Juniors, seniors expected to lead Huskies at region, state
May 08, 2018 10:39AM ● Published by Julie Slama
At the Utah Valley Invitational on March 31, Hillcrest senior Tara Sharp set a new school record in the pole vault at 11’3”, a vault that qualified her for state. (Julie Slama/City Journals)
By Julie Slama | firstname.lastname@example.org
When Hillcrest High senior Madison Hooper was a sophomore, she said a soccer coach told her, “I was too skinny to amount to anything great.”
That fueled the fire to want to prove her wrong.
“I joined track in order to boost my self-esteem and also become a stronger woman,” she said. “After joining, I found that what I loved the most about the sport was being with the people that supported me and helped me reach my greatness. I didn’t want to do it for my coach anymore, I did it for me and I loved it.”

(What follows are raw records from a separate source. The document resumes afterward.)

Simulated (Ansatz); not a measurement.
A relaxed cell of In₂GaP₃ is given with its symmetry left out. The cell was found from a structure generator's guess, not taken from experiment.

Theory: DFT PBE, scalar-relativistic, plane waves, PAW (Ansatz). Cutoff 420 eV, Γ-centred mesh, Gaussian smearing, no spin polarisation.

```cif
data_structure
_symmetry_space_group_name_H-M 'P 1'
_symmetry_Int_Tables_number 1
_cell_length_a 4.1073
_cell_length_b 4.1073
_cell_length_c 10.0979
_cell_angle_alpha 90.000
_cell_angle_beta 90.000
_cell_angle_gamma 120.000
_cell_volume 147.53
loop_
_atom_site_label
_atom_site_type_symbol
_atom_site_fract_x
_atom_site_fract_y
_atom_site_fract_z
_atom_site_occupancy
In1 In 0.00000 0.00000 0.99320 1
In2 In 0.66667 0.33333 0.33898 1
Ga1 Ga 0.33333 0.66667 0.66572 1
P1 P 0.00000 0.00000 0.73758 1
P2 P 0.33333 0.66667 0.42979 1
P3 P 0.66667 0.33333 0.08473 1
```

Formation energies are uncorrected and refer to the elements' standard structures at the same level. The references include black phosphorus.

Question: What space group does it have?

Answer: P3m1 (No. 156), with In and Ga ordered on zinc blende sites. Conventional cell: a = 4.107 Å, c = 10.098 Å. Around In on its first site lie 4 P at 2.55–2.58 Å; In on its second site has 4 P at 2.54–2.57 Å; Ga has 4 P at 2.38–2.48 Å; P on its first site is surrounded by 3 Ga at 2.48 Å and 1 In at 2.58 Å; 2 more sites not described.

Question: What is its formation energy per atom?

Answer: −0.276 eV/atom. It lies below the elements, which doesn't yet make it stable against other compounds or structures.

That has led to Hooper setting the school’s indoor 400-meter record this past season in addition to holding the sophomore and junior girls’ 400-meter outdoor records. Already this season, she qualified for state in the 400-meter at the Deseret Peak Invitational.
“My (goal is) to win the 400-meter dash at region and also run a time close to or faster than the 58.9 I ran last year,” she said prior to her state qualification run. “I really like the 400-meter dash. Many people don't like the race because of the physical pain that it causes as well as the mental exhaustion it brings. However, I love it for the reason that it makes me feel strong after running it and that I can run a race most people are afraid of.”
Senior Taylee Allen also qualified for state at the Deseret Peak Invitational in the shot put, as did senior Grace Cobabe in the 100-meter hurdles.
Hillcrest High competes in the Region 2 meet, set for May 9-10 at Kearns High. The state meet, which takes top athletes at region or those who have met state-qualifying times, is May 17-20 at Brigham Young University.
Hooper’s desire to run a hard race is a far cry from her sophomore year when she first tried track and admits that she didn’t have a lot of friends.
“I think the area that I improved in the most in is my confidence. Over the years I have participated in track, I have gained 20 pounds in muscle and also have met countless new people that I love to hang out and talk to. I am really grateful for the people around me and the way they have built up my self-worth,” she said about her 115 track teammates.
Those teammates include senior Tara Sharp, who, at the Utah Valley Invitational March 31, broke the school’s pole-vaulting record with a vault of 11’ 3”, beating last year’s 10’4” school record set by Gracie Otto, who was the 4A state pole vault champion. She also qualified in the event for state.
Sharp, who finished last year third at state with a vault two feet shorter than her school record, “will probably break it again by the end of the season,” Hillcrest head track coach Scott Stucki said, adding that there was potential this season to break other school records — the girls’ 800 meter, the boys’ medley relay and the boys’ 4x800 meter relay.
Seniors Allen and Olivia Palepoi as well as sophomore Arleigh Sorenson are athletes Stucki said are expected to make an impact in field events.
“I have been pleasantly surprised by our girl throwers. We have several girls out for the first time that have been doing very well. We always have a few kids out for the first time that jump up and perform well,” said Stucki, who has coached track for 23 seasons, including the past 11 as head coach at Hillcrest, as well as coached cross country the past 18 seasons.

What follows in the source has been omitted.